And 150,000 members of the Waffen SS (I seem to remember a greater percentage of the Austrian population than German population volunteered for the SS).

Vatican City is a state but it is no nation.

And a name

Hitler was a moron.

I’ve always thought that Hitler’s early successes were largely the result of other leaders underestimating the crazy. Chamberlain assumed that he could buy Hitler off with Czechoslovakia because Chamberlain didn’t think Hitler was crazy enough to plunge Germany into a replay of WWI. Stalin assumed that he could trust Hitler in the partition of Poland because Stalin didn’t think Hitler was crazy enough to fight a land war in Asia. Both men were taken completely by surprise by Hitler’s betrayal because Hitler’s actions were so strategically stupid they weren’t seriously considered as possibilities.

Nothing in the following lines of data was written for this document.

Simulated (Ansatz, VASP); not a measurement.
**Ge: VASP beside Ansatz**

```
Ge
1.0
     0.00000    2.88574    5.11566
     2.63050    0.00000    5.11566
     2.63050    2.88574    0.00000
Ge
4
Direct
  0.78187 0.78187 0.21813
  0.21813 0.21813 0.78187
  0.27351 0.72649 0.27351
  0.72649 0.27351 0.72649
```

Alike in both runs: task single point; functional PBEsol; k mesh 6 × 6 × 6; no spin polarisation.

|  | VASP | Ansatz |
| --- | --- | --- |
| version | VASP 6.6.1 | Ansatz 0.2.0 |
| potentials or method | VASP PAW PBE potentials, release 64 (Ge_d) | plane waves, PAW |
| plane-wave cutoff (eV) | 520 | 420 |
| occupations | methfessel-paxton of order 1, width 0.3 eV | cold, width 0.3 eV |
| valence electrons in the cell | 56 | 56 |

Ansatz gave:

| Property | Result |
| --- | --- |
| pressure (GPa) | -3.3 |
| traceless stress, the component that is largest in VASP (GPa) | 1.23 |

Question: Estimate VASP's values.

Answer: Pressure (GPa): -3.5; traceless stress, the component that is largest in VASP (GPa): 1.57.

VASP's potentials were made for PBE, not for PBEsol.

Chamberlain knew Hitler was willing to go to war. He thought Britain needed more time to rearm. Hitler wanted to go to war over Czecheslovakia.

Stalin is more complex, probably because of the streak of paranoia running through him. But I think it likely he always expected Hitler to invade - again the importance of the partition of Poland was to buy territory that could act as a buffer zone to protect Mother Russia (a traditional Russian foreign policy goal), and to buy time to complete the industrialization of the Soviet Union.

I am not sure either understimated Hitler. I just don’t think Chamberlain would have had a lot of success coming home from Munich saying “I hold in my hand a peace of paper that guarantees us a few more months to rearm, because we know the crazy mofo is going to pull this same shit later.”

The best thing he did. There was only that guy from Sparks brave enough to wear it after him.

Not in Spanish. I believe the OP is Argentinian.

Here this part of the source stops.